The first code you ever wrote was probably something like:
public class MyFirstClass {
public static void main(String[] args) {
System.out.println("Hello World!");
}
}
Assembly is a little bit more complicated than Java, so it is necessary to cover some basic concepts before you are ready to write to the terminal. The good news is that we are ready to write to the terminal!

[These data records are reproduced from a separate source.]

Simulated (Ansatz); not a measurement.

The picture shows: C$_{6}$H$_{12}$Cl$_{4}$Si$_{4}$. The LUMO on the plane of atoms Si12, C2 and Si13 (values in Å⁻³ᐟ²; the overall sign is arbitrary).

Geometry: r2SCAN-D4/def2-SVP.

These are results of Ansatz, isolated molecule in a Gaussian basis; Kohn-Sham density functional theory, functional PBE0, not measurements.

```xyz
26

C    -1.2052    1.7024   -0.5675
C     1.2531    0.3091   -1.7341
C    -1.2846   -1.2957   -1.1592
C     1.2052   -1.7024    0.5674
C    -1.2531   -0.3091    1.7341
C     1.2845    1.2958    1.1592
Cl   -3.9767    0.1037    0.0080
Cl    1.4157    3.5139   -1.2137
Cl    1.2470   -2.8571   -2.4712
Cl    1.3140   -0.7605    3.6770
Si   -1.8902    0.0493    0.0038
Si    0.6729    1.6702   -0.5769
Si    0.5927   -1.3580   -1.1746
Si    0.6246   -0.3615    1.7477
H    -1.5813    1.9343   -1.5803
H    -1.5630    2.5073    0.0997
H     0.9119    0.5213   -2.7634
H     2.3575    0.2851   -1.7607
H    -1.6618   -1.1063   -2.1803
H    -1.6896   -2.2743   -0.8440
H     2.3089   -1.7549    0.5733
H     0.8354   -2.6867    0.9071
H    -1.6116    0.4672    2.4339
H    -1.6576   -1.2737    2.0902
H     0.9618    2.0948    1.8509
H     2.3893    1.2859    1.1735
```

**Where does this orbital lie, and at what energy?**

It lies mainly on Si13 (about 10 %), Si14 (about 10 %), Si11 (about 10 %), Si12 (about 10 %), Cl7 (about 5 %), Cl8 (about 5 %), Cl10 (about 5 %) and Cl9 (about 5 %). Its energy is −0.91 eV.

Writing to the terminal works via a system call, just like when we exited with exit code 0. Lets have a look at the code.
.section .data
msg:
.string "Hello world\n"
.section .text
.globl _start
_start:
movq $1, %rax
movq $1, %rdi
movq $msg, %rsi
movq $12, %rdx
syscall
movq $60, %rax
movq $0, %rdi
syscall
We start off with our data section. Our data section is no longer empty. Now, we define a string with the value “Hello world\n”. We give this string the label msg
.
In the text section we define our entry point as before, and we exit with code 0 as before. However we also have the five lines that output our message to the terminal:
movq $1, %rax
movq $1, %rdi
movq $msg, %rsi
movq $12, %rdx
syscall
Before transferring control to the linux kernel we have to move four values into registers. First we have to put 1 in the rax
register and 1 in the rdi
register. Don’t worry, the significance of these two values will be explained later! We put the address of the data we would like to write in the rsi
register. In this case, we can reference the address of the data we would like to write with the label msg
. Finally, in the rdx
register we put the number of bytes we would like to write. This is asci, so each character is one byte, so our string is 12 bytes long, including the newline character.
If you put this code in a film named helloworld.s
and execute
as helloworld.s -o helloworld.o
ld helloworld.o -o helloworld
This will create a binary in the same directory named helloworld. When you run this binary you should see “Hello world” printed to the terminal!